Study Identifies the Southeast’s Most Diverse and Imperiled Waterways
Thursday, February 9th, 2017
After more than a year of data collection, analysis and mapping, the University of Georgia River Basin Center and the Tennessee Aquarium Conservation Institute recently published a comprehensive survey of Southeastern watersheds and the diverse aquatic wildlife that live in these freshwater ecosystems.
The study’s creators say they hope it will serve as a master plan to guide research and conservation work that will ensure the long-term survival of these waterways, which have suffered from intensive human development.
“Rivers and streams in the U.S. are the arteries that flow through our landscape, and they carry a measure of the health of the landscape with them,” said Tennessee Aquarium Conservation Institute Director Anna George. “Right now, those rivers are having heart attacks.

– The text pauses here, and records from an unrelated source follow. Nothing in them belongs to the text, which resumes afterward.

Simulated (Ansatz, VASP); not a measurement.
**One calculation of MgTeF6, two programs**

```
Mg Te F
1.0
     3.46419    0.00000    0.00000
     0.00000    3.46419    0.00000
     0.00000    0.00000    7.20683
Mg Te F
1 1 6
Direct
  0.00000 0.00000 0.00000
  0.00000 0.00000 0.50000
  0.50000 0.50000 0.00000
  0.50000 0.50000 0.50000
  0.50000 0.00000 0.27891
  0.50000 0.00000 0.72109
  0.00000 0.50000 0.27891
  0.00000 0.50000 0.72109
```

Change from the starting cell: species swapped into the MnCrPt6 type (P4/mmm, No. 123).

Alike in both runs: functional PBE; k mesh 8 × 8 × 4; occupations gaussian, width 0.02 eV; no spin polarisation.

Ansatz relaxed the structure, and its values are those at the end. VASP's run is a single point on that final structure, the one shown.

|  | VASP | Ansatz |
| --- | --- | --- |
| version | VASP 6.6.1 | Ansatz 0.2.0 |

“What we're doing is like visiting a doctor to learn how to take better care of the health of our rivers. We’ve identified some of the most important places to start a small change in our habits and how we take care of our waters.”
Scientists scored each watershed based on three characteristics: the number of species it contained, the conservation status of those species and how widespread each species was. Areas containing a greater variety of species, large numbers of endangered or threatened species or species found in few or no other locations were ranked higher.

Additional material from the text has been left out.